Support option to expose single parameter for GroupedLinear module.

Type of change

Documentation change (change only to the documentation, either a fix or a new content)
Bug fix (non-breaking change which fixes an issue)
New feature (non-breaking change which adds functionality)
Breaking change (fix or feature that would cause existing functionality to not work as expected)
Infra/Build change
Code refactoring

Changes

Support option to expose single parameter for GroupedLinear module.

Checklist:

I have read and followed the contributing guidelines
The functionality is complete
I have commented my code, particularly in hard-to-understand areas
I have made corresponding changes to the documentation
My changes generate no new warnings
I have added tests that prove my fix is effective or that my feature works
New and existing unit tests pass locally with my changes

Signed-off-by: Kirthi Shankar Sivamani <ksivamani@nvidia.com>

ksivaman · 2026-03-04T03:09:19Z

/te-ci pytorch L0

greptile-apps · 2026-03-04T03:16:46Z

Greptile Summary

This PR introduces a single_grouped_parameter=True option for GroupedLinear that consolidates all per-GEMM weight parameters into a single nn.Parameter backed by a new GroupedTensor wrapper subclass (a torch.Tensor subclass layered on top of the renamed GroupedTensorStorage). The C++ quantizer layer is updated to instantiate either GroupedTensor or GroupedTensorStorage depending on quantizer.internal, and a new __torch_dispatch__ protocol dequantizes members into a stacked tensor, performs the requested op, and writes results back in-place.

Core changes:

New GroupedTensor class (grouped_tensor.py): inherits from both GroupedTensorStorage and torch.Tensor via _make_wrapper_subclass; handles shape-manipulation bans, in-place and default dispatch paths.
GroupedTensorStorage rename (grouped_tensor_storage.py): grouped_tensor.py → grouped_tensor_storage.py; GroupedTensor → GroupedTensorStorage; data → rowwise_data; shape → tensor_shapes; logical_shape promoted to required positional argument.
grouped_linear.py: adds single_grouped_parameter constructor flag, make_grouped_weights() that registers one "weight" parameter and nulls out individual "weight{i}" slots, and _get_weight_tensors() adaption to either path.
C++ quantizer layer (quantizer.cpp, pybind.cpp, pybind.h): all six create_grouped_tensor methods switched from pybind11 named-arg syntax to PyObject_Call with a kwargs dict, dispatching to GroupedTensorPythonClass or GroupedTensorStoragePythonClass.

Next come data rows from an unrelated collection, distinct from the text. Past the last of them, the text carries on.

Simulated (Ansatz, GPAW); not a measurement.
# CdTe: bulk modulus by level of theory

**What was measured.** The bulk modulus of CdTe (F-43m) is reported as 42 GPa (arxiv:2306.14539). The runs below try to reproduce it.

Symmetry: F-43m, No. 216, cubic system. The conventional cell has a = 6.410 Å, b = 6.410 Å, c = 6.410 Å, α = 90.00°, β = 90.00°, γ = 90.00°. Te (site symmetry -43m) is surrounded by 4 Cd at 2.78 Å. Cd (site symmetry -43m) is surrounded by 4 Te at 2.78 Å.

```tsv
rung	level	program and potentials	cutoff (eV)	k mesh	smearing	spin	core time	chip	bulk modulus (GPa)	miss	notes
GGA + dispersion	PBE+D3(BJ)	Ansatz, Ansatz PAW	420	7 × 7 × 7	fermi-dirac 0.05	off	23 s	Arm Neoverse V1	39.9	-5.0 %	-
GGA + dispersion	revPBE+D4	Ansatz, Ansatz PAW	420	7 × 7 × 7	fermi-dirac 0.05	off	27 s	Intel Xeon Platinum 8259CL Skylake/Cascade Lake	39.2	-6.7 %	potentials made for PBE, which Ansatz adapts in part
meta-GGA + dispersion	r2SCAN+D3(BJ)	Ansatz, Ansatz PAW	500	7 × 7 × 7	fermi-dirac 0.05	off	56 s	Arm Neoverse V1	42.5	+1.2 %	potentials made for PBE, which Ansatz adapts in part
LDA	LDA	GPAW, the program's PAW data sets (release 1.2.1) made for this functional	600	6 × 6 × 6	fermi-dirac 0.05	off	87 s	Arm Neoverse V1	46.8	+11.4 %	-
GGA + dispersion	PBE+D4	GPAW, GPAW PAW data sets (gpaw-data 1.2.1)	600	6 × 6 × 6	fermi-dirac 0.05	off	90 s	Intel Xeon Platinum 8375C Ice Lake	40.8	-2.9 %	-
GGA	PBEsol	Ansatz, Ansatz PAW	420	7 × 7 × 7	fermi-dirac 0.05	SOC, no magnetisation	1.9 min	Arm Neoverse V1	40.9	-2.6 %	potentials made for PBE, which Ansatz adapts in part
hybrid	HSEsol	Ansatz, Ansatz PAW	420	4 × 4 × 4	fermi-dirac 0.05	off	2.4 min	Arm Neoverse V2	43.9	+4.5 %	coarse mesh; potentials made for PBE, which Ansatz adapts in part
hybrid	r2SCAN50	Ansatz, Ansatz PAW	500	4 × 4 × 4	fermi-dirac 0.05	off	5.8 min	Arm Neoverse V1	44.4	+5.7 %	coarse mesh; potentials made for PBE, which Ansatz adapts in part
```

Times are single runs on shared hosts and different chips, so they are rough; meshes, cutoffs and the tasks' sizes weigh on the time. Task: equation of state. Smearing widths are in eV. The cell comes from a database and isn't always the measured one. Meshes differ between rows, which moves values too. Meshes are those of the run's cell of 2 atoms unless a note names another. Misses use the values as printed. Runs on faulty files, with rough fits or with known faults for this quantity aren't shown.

Minor issue found: A duplicate comment line in make_grouped_weights at consecutive lines.

The core refactoring of the storage class, API cleanup, and C++ dispatch update is sound, with appropriate assertion guards against incompatible quantizer configurations.

Confidence Score: 3/5

Minor style issue identified; core refactoring appears sound for the experimental single_grouped_parameter feature.
Only one minor style comment found in this filtered review (duplicate comment line), which is easily correctable. The refactoring of the storage class, API updates, and C++ dispatch changes are well-structured. However, this is still an experimental new feature being added to the codebase, so a moderate confidence is appropriate.
transformer_engine/pytorch/module/grouped_linear.py (remove duplicate comment line)

Sequence Diagram

sequenceDiagram
    participant GL as GroupedLinear.__init__
    participant RP as reset_parameters
    participant MGW as make_grouped_weights
    participant GTS as GroupedTensorStorage.make_grouped_tensor
    participant GT as GroupedTensor (wrapper)
    participant GTS2 as GroupedTensorStorage (internal)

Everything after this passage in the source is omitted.